NFL Discussing Loaning QBs, Other Players to AAF, Bill Polian Says

Megan ArmstrongContributor IIMarch 7, 2019

ATLANTA, GEORGIA - FEBRUARY 24: Bill Polian speaks with the press after the Alliance of American Football game between the Atlanta Legends and the Birmingham Iron at Georgia State Stadium on February 24, 2019 in Atlanta, Georgia. (Photo by Logan Riely/AAF/Getty Images)
Logan Riely/AAF/Getty Images

Bill Polian has been to the mountaintop in the NFL, and now the Pro Football Hall of Famer's encore act is to help players reach their highest potentials through the newly launched Alliance of American Football league.

Polian, the co-founder and head of football in AAF, disclosed that the NFL and AAF might be coming together for that cause in an official capacity. According to Kevin Allen of USA Today, Polian said on Wednesday that "talk is ramping up" surrounding the NFL loaning players to the AAF.

"Those discussions will continue but whether they bear fruit remains to be seen," Polian told Allen, while also noting that "lots of procedural hurdles" would have to be sorted out before the AAF could start acting as an official minor league affiliate to the NFL.

Allen described the idea behind the AAF and NFL's partnership to include NFL teams sending their No. 3 quarterbacks and "other players from the bottom half of their roster and developmental squads" to AAF franchises in order to maximize game reps.

Polian is not the only former NFL figure in a leadership position in the AAF, as Steve Spurrier, Mike Singletary, Rick Neuheisel, Dennis Erickson and Mike Martz serve as head coaches in the league.

"As a broadcaster for almost 20 years, and talking to [NFL] coaches, one of the things they have been frustrated with on this latest [collective bargaining agreement] is the reduction of meeting time and practice time," Daryl Johnston, general manager of the AAF's San Antonio Commanders, told Allen.

"They just don't think the guys are getting enough repetition."

Unofficially, the AAF is serving as a second chance for several former NFL players in its inaugural season. Perhaps the most recognizable name is running back Trent Richardson, who currently plays for the Birmingham Iron and was the No. 3 overall pick in the 2012 NFL draft.

Other examples include quarterbacks Christian Hackenberg, Zach Mettenberger and Aaron Murray along with running back Zac Stacy, who spent two seasons with the then-St. Louis Rams before being forced into early retirement in 2017 following a broken ankle in 2015.
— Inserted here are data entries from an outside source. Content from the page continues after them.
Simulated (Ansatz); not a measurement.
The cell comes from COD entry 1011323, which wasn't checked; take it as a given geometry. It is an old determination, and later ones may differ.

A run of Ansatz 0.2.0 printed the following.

On Feb. 16, Stacy became the first 100-yard rusher in AAF history as the starting running back for the Memphis Express.

In theory, Stacy is laying down the first blueprint for what the AAF wants to do in correlation with the NFL in the future.

As of now, the AAF only sports eight franchises compared to the NFL's 32, which would hypothetically mean one AAF franchise would have to serve as an affiliate for four different NFL squads. As Polian said, there are plenty of kinks to still work out, but there could be countless Cinderella stories awaiting if the two sides are willing to negotiate.